To protect the public interest and explore all options, the Tonto NF should be creating a forest-wide Environmental Impact Statement to determine the effects of restocking the range so soon after the drought ended. This EIS should look at all of the effects on endangered wildlife, including the southwest willow flycatcher, and at special places like the Verde River. The forest should be assessing viable alternatives to livestock production, including voluntary buy-out options to protect the desert and provide economic incentives to ranchers for conservation. Many cattlemen on the Tonto have expressed support for grazing permit buyouts and allotment retirement due to drought and desert conditions not suited for livestock production.

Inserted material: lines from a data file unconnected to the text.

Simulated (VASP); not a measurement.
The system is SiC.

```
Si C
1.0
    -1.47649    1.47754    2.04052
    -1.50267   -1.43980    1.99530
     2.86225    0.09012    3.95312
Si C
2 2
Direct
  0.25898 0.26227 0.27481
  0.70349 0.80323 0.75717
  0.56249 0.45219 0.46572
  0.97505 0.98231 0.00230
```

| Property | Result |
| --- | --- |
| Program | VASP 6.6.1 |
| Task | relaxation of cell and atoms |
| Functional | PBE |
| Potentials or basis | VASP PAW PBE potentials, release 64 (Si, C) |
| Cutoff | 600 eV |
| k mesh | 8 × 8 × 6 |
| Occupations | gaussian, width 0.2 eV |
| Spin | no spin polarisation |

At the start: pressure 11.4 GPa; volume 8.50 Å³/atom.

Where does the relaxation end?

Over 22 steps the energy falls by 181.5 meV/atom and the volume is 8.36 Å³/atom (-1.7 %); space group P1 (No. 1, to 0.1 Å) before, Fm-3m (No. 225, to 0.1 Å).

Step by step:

However, instead of the agency evaluating the suitability of desert livestock grazing, the ranchers on Tonto are being heavily subsidized. In 2002, when most cows were removed from Tonto, ranchers were paid handsomely to “voluntarily” remove their livestock. Now, with more taxpayer dollars, efforts to turn a profit from our desert lands are subsidized by yet more federal aid that will add “improvements,” such as stock tanks, which will allow cattle to graze longer, putting more pressure on the land. Nationwide, the Forest Service and BLM lose an estimated $500 million annually on public lands livestock production.
Tonto officials claim that “rest” from livestock grazing does not mean “removal,” but their wordsmithing to support restocking does not hold up when considered from an ecological viewpoint. Indeed, this special and fragile desert and the creatures that depend on it deserve more than to be hammered by cattle so soon after the rains return.